Oh no. Blume has movies to make now -- earlier this year, she (along with her director son Lawrence Blume and producer Jane Startz) signed a multi-picture deal with Walt Disney Studios to adapt her novels, starting with "Deenie." Glamour magazine just made her a Woman of the Year. And there's the National Book Award. Apparently, this is her time to be hip.

"It's like a book tour, but you don't have to travel," she says. "A lot of attention coming at a time in my life when I don't really need or want that much attention. But it's lovely."
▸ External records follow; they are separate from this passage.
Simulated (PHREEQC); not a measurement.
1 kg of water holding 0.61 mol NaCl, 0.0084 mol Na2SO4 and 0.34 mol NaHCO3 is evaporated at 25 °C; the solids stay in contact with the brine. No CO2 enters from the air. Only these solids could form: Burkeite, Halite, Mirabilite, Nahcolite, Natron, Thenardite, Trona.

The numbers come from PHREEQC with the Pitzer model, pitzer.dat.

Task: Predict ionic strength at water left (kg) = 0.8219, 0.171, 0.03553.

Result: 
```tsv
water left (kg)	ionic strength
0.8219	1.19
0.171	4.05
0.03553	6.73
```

Blume's work may be better known for popular appeal than critical acclaim; she's had mixed reviews, but her 23 books have sold more than 75 million copies worldwide. We snatched up the "Fudge" series (which includes her most popular children's book, "Tales of a Fourth-Grade Nothing") and so desperately wanted more that we begged her -- through letters, e-mail and posts on her Web site -- to write another installment, "Double Fudge," just two years ago. At puberty, it was copies of "Are You There God? It's Me, Margaret" (about a girl worried about both her religious identification and her changing body) or "Then Again, Maybe I Won't" (about a boy coping with his budding sexuality) or, in many cases, both. "Forever" was the book passed around among friends in their teens, each reading it surreptitiously under the bedcovers, sure that its subject matter -- a girl's first experience with love and sex -- was something parents would label contraband.

Others got the point: Blume made sense of things in simple, familiar terms. The world she wrote about felt real.

"People say, 'Do you feel responsible?' " Blume says, sighing, when asked about adult protests over her subject matter. "Do I feel responsible? The responsibility, as I see it, is first to be honest. To be honest with your characters. And that, for me, includes the language, which gets me in trouble."

So let's just cut to the chase here, ask what we've always been dying to know: How did she know all that stuff about us?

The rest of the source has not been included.